I think, therefore I am. It is really impossible to imagine what it would be like to be alive but unaware of your own thoughts, so metacognition is something that we take for granted. However, as you will see, there is an incredible advantage to developing such an advanced cognitive capacity:
Read: Metacognition: Thinking About Thinking (http://goo.gl/azg5VY)
One ever important distinction is between the controlled cognitive processes, the thought we are aware of and that takes some mental effort, and the automatic cognitive processes, the thought that happens subconsciously and without any real effort. As we will see throughout this course, so much of what goes on occurs on an automatic and subconscious level. First, read:
Read: Controlled And Automatic Processing (http://goo.gl/sqGIk0)
An important point to stress is that our brain has limited resources, so if we are engaged in a difficult controlled process (e.g., trying to memorize a long series of numbers), we will not have the power to do other intensive mental tasks (e.g., have an intelligent conversation). That is, one task interferes with another. However, we would still be able to carry out several automatic processes (e.g., recognizing the face of someone you know) because they do not really require any mental resources. The extent to which our mind is engaged in controlled processing is known as cognitive load… the more load we have at the moment, the less we are capable of thinking about.

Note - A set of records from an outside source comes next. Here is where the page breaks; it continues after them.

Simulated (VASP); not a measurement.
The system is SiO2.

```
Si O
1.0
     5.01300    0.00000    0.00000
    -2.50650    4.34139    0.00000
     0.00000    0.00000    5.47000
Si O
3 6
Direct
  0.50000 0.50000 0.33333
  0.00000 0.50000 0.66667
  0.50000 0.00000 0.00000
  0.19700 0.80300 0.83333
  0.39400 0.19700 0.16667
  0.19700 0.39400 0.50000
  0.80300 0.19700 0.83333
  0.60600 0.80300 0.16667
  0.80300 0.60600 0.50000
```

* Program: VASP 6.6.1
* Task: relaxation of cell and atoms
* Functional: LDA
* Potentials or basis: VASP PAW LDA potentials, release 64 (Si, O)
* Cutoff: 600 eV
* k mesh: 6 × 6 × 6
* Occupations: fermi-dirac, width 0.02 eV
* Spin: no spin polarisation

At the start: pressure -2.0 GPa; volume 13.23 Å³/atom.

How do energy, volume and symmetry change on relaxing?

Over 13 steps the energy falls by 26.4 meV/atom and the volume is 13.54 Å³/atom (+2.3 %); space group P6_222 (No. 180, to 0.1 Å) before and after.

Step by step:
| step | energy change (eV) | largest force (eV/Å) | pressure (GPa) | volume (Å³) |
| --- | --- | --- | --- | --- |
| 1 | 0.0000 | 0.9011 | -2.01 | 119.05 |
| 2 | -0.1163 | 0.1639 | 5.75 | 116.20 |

A great example of how our controlled and automatic processes operate at the same time is known as the Stroop Effect, named after J.R. Stroop (1897-1973). Here is an interactive demonstration of the effect. After clicking on the link below you will see a Start button, and below that four buttons (red, green, blue, yellow). Your task is simple. You will see a word appear on the screen and all you have to do is click the button to indicate what color the ink is. For this to work, try and respond as fast as you possible can and record the average times for “congruent” and “incongruent” trials:
Visit: Confusing Colors (http://goo.gl/YPlVS)
When you complete the demonstration you will see a results screen - be sure to save a copy of that screen for later reference. As you can see in this case, an automatic process interferes with a controlled process.